Year Released : 2014
Director : Noah Buschel
Cast : Corey Stoll, Billy Crudup, Elizabeth Rodriguez and Katherine Waterstone
Corey Stoll is one of my favourite under-rated actors in mainstream Hollywood today. He has had minor roles in a lot of films that I have enjoyed, such as Lucky Number Slevin, Push, Non-Stop and I am excited as to where his career will go once Ant Man is released in a few weeks, arguably his biggest role in his career so far.
Several actors have had many years playing minor roles in big films before getting their big break and then going onto considerable better things. I’ll use Jack Black as an example. Whilst he is now arguably a big star in Hollywood (despite his lack of decent movies), back in the early-mid 90s it wasn’t uncommon to see him playing minor characters in a lot of big films before then getting his big break in 2000’s High Fidelity.
However, simply having one of the major parts in a big and successful film doesn’t necessarily guarantee a successful or noteworthy career, with co-star Billy Crudup proving that. Crudup played Dr Mahattan in 2008’s Watchmen, a role for which he gained critical acclaim for his display as a misanthropic scientist, but since then he hasn’t been in any films that were particularly noteworthy.
Anyway, I’m rabbiting on again, here’s the review.

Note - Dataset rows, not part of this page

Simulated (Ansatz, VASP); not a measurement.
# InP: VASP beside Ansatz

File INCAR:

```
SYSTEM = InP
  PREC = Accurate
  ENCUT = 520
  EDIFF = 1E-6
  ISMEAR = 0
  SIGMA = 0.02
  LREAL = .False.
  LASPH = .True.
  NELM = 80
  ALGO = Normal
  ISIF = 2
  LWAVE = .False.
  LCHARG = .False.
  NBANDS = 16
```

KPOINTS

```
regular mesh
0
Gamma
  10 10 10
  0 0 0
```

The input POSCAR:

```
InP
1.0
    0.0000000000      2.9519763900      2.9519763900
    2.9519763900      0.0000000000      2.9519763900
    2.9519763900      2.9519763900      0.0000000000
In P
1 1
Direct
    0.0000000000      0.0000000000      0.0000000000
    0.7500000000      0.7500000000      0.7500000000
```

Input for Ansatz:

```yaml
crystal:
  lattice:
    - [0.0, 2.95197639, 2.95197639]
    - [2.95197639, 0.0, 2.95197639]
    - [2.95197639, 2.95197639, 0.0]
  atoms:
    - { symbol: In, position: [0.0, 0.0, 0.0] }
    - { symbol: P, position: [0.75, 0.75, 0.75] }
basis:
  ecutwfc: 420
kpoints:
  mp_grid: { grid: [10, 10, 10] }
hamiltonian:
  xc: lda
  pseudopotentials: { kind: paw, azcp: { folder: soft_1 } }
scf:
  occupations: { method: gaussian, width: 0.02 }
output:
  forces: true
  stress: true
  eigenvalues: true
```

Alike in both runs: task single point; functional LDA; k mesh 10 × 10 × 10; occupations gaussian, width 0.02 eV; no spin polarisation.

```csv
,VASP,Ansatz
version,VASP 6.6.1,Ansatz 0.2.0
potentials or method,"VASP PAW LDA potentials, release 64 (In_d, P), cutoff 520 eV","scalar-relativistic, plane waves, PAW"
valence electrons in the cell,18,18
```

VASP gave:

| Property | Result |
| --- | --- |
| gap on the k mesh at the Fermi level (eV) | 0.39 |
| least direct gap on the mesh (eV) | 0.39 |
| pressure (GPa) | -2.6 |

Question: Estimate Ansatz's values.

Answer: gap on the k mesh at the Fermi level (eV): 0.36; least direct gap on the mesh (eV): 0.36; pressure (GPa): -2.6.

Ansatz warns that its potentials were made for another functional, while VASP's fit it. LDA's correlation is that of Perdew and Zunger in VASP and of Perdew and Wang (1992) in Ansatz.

Following on from his retirement from professional boxing, Bud Gordon (Stoll) has taken up mentoring and training up and coming talents. One day he looks over his life and how it has gone downhill since his retirement, such as the downgraded apartment that he lives in and that very few people recognise him on the street.
Whilst going through his slump, he decides to have a conversation with a local businessman by the name of J.J Cook (Crudup) and he is offered a job as a debt collector/enforcer. On his first night he and a colleague visit several people to try and collect debts, with Bud having to convince the other not to us unnecessary threats, such as killing one debtor’s cat to get the point across.
The evening seems to go well but whilst reading a newspaper a few days later, one of the men that the two visits has been murdered, and Bud quickly realises that the day he was killed was the same day that Bud visited and that the murder weapon has his finger prints, as well being caught on camera. J.J knows this and has secured the tape and uses it to blackmail Bud into convincing one of his fighters to purposefully lose a match in a specific round.
So, was it good?
Glass Chin is a very unusual film in many ways and let me put it this way, I started watching this film on Tuesday and didn’t finish it until Saturday. I was able to go in and out of it and not feel any sort of urgency to finish it, and that is never a good thing. No movie should ever make you feel like you can leave it and come back at a later time to re-pick it up. It shows that it’s just not that engaging enough and it’s a problem that can’t be ignored.
Now don’t get me wrong, the story isn’t bad but the reason that I couldn’t get truly engaged is that it isn’t an original story. Ignoring the minor parts here and there, it’s a done story. Like various found footage film, the only thing that has changed from this films and the other similar films is the character names and the location. The story has been done so many times that I predicted what would happen from the trailer and that’s not a good thing.
However, other than that lack of originally and predictability, it’s not actually a bad film at all.
It’s nice to see Corey Stoll play a likable protagonist for once. Even in the rare films where he has played a protagonist in the past, he hasn’t played a particularly likable character, but this film changes that and he’s a character that you can really get behind. It’s not until around the 50 minute mark of the 80odd minute film that he realises that he has been framed and you see the conflict as he wants to try and lead his life normally but ultimately expects the police to come for him at any moment.
I also mention camera work on a regular basis and how poor it is, but with Glass Chin it is phenomenally good and the visuals are fantastic. Scenes are shot from a single camera and more often that not it comes from set point. In one scene it seems like that just rested it on a table, pressed record and then just let the actors do their job. The transitions are smooth and in one conversation between Bud and J.J it starts as a wide angle and zooms in so slowly that by the end you’re on a close up of the latter’s face, and the strange thing is that you didn’t realise you were zooming in. It’s done in a way smart way.
And finally, the look of the film is excellent. With the infrequent snow storms provide an unusual look with Stoll running and sitting in his car as the snow slowly falls around him, whereas normally it’s like a blizzard in films, and the way that light reflects of the car makes the film look crisp and almost neo-noir in nature. I would imagine that it would look exceptional on Blu-Ray.
I know that this review is considerably shorter than normal and the reason is that there isn’t really that much to talk about really. It’s one of those watchable but ultimately throw away films. It’s a nice way to spend 80odd minutes without feeling overly engaged and never feeling the need to watch the film.
Stoll shines and will no doubt go onto big things following his upcoming Ant Man showing, and he is by far the most enjoyable thing about the film.
I’d say give it a watch, there are far, far worse films around at the moment.